Dangerous neighborhoods are safer than commuting
Why do so few people live within walking--or at least bicycling--distance from where they work?
I've asked a lot of people this question and gotten a lot of different answers. Some people want big houses, others big lawns. A lot of people think--for reasons that they can't really articulate--that suburbs are the right place to raise kids. But one reason that you hear a lot is that people want to live somewhere safe--a low-crime area.
The fact is, that's not a good reason to live a long way away from where you work, because a long commute is more dangerous than living in a dangerous neighborhood.
It's one of those odd quirks of the way people's brains work that people don't recognize this immediately. People drive all the time, so driving seems safe. Violent crime, on the other hand, is rare, making it seem like a bigger danger than it is. A quick check of the statistics, though, tells the story.
The most dangerous neighborhood I could find in a quick search on the internet was census tract 440100 in south-central Chicago. According to the Chicago police department, there have been 225 violent crimes, including 5 murders, this year in this neighborhood, which has a population of 9324.
So, that's 5 murders per 9324 people per 365 days which comes to 0.00000147 murders per person per day.
According to the Bureau of Transportation Statistics, there are 100 injuries, including 1.5 deaths per 100 million vehicle miles, which works out to 0.000000015 traffic fatalities per mile driven.
That's all the information we need to find the commute that's as dangerous as living in the most dangerous neighborhood in Chicago: 49 miles (a 98 mile round trip).
Granted that's a long commute. On the other hand, that assumes that there's a zero percent chance of being murdered in whatever neighborhood you do live in, which is at least a little optimistic.
Of course, there are other scary crimes that can happen in dangerous neighborhoods, but if you compare all violent crimes to all traffic injuries, the long commutes come out even worse. If your commute is 33 miles each way, you can expect to be injured in a traffic accident about as often as you'd be a victim of a violent crime living in the most dangerous neighborhood in Chicago.

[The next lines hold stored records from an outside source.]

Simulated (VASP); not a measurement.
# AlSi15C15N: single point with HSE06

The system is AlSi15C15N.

None of this is to suggest that you ought to live in a dangerous neighborhood. Often just moving a few blocks can make a big difference. Move a few blocks west to census tract 440200 (where there's been 4 murders in the past year and 167 violent crimes) and the equivalently dangerous commute drops to 24 miles each way. If you're driving further than that because you want to live in a safe neighborhood, either there's blood running in the streets or you haven't done the math.